2010/11/07

here I stand ?

Well, James suggested that after a while of saying I didn't feel like an Evangelical any more, it was time to try to nail what the issue (or issues) is (or are).  I tend to be rather conciliatory when speaking face-to-face, and rather naturally slot into Evangelical language which is so deeply ingrained on my psyche.  So maybe a blog post will help.

The first problem of definition arises because a lot of the changes I've seen in how I believe are not so much rejections of old things as embracing of the new.  And where I do think I've stopped holding to the former things, it's often not so much an out-and-out repudiation, as a shift of emphasis.  Although I've realised in a few stark ways that people I once regarded as fellow-travellers I now regard with great suspicion, far more often I just want to replace a hand which holds tightly to some doctrine to one which has a looser grip.  Often I want to say "isn't there another way to look at this", or I'm just happy to replace certainty with doubt.
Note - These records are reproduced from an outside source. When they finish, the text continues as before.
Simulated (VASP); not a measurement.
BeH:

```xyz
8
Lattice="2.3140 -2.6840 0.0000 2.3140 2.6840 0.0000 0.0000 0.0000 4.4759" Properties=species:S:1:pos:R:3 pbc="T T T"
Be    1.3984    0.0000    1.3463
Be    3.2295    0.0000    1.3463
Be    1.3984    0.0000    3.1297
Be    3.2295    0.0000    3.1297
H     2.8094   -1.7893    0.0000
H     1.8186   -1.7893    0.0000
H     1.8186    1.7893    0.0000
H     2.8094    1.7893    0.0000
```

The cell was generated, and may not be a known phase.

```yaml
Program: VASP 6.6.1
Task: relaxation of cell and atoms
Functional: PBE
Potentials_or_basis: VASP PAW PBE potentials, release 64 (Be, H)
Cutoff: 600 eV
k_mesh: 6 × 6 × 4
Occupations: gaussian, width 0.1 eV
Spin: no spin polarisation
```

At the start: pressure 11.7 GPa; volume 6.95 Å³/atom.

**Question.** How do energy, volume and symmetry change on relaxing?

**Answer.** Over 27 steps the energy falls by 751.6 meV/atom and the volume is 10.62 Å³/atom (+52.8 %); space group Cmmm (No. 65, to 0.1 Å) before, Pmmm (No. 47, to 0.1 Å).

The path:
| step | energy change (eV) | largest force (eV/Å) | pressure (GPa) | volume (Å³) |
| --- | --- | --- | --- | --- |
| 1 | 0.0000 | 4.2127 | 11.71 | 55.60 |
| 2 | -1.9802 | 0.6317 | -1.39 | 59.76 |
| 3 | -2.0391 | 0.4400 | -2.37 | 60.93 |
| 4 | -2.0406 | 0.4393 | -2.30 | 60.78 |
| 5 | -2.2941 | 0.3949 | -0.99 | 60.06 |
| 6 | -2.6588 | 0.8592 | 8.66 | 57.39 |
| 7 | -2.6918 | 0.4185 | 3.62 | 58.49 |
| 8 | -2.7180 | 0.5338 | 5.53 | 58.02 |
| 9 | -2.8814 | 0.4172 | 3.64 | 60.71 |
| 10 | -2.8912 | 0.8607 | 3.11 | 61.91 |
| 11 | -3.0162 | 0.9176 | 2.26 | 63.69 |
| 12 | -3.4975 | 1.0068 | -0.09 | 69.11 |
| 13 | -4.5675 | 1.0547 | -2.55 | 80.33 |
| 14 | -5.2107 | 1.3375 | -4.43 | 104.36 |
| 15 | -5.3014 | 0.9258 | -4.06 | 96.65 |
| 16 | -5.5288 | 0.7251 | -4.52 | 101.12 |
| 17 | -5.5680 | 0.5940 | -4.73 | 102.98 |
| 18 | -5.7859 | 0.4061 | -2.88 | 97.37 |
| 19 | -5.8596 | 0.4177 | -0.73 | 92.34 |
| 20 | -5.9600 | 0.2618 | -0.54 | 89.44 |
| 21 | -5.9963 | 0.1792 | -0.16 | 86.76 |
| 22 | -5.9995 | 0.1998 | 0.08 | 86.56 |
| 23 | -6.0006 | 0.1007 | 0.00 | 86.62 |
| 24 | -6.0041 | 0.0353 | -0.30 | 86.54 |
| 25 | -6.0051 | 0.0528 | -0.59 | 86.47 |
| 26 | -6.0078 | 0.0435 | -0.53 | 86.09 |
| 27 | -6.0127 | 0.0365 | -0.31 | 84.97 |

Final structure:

Doing such things doesn't immediately lead you to give up entirely on former understandings.  It's more about a way of believing than a set of beliefs.  And yet, for all that Evangelicals (and a wider Protestant church) have tended to define themselves by propositional statements and nice black-and-white answers, it is the way of believing which is just as important.  So I can tick all the boxes, and still not believe like an Evangelical, because I no longer have the same approach to what believing is all about.  Periodically I go and re-read the doctrinal basis of the Evangelical Alliance, to see if it's time to resign my membership.  I'm finding some of the clauses a bit shaky, but I don't actually disbelieve any yet - or didn't, last time I seriously considered it.  I just wouldn't sum up the faith that way.

I've never been entirely enamoured with such doctrinal statements: I remember my great amusement as an undergraduate at the DB being read aloud prior to the installation of a new OICCU president: the words seemed to be treated with more reverence than scripture.  And I was very enamoured of Rob Bell's illustration that doing theology ought not to be like defending a wall (made from bricks of systematic theology) but rather like jumping on a trampoline, and inviting others to jump too (the springs being capable of being taken out - in small number - and flexed, stretched, and investigated, without making the whole thing collapse).

I'm not likely to get thrown out of the church for stretching a few springs, but you might have guessed that I think there's more going on than that.  So, over the next few posts - which could take some time - I want to explore some totemic issues where my thinking has developed.  I think the list might be something like this (but this isn't necessarily a table of contents for the next few blog posts):

  • the bible
  • the gospel and salvation 
  • prayer (perhaps a reprise of this post)
  • belief (perhaps a reprise of several recent posts)
  • existence
  • spiritual formation
  • the gathered life of the church
  • sexuality
I feel as if this could be an awfully big adventure.  Perhaps there's a lot riding - for me, and my role in Northway Church - on what I say next.  But perhaps the time has come to start saying it and see what happens.